At Home in Shanghai
My friends--both foreign and Chinese--who live here in Shanghai say it beats Hong Kong as a place to live. A Chinese venture capitalist who used to reside in HK says her friends down in the former British colony, all bankers and lawyers, spend weekends either around the pool at the local country clubs or going out on each other's boats. "It's very boring," she says. "In Shanghai, we have friends from many different worlds--from wine and tech entrepreneurs to sports coaches to journalists."
Shanghai is booming, despite the economic crisis; you feel that any young person with talent is either here already or ought to be. What makes the city so incredibly hot: the dissonance of old and new. Turn-of-the-century European villas and Deco apartment buildings lend the city's denizens a sense of worldliness and history, while sparkling new shopping malls and office towers are shooting up. The restaurants and clubs are the hippest I've seen anywhere. The new nightclub M1NT has the requisite throbbing music, black furniture, and black-clad staff, plus a 40-foot shark tank--way cool. Just down the road, you can still find tree-lined lanes with tattered laundry hanging from bamboo poles sticking out the windows.
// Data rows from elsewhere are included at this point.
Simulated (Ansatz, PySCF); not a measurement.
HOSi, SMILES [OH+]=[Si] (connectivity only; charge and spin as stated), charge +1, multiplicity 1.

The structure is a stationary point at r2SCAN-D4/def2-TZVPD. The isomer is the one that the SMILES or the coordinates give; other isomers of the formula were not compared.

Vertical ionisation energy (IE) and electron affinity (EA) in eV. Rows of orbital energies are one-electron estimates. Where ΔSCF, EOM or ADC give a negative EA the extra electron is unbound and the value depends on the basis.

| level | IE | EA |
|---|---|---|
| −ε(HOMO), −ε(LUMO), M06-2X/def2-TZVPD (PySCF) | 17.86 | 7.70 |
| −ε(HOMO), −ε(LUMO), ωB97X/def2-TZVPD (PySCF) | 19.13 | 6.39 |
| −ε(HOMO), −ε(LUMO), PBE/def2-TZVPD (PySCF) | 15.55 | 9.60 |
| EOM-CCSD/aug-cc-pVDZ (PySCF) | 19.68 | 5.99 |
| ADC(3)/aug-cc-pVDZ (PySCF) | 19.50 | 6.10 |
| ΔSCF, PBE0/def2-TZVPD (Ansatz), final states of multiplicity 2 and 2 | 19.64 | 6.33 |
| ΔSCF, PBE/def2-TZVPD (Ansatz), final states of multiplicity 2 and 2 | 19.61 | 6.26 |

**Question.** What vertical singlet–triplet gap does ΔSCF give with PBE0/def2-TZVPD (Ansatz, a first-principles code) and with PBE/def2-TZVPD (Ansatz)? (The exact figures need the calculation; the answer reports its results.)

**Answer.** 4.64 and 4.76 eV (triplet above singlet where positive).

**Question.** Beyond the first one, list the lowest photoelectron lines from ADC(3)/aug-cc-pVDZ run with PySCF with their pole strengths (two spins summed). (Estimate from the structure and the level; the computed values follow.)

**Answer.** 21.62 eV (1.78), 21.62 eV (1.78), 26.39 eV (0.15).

Even golf, the businessman's favorite pastime, is more convenient in Shanghai. Hong Kong's golfers generally have to go across the border to Shenzhen, more than an hour away, to hit the links. Shanghai has a dozen or so golf clubs within half an hour of the city. They cost some $150,000 to join, not including monthly dues and greens fees. But in this booming economic environment--despite the global crisis--that seems to be no deterrent.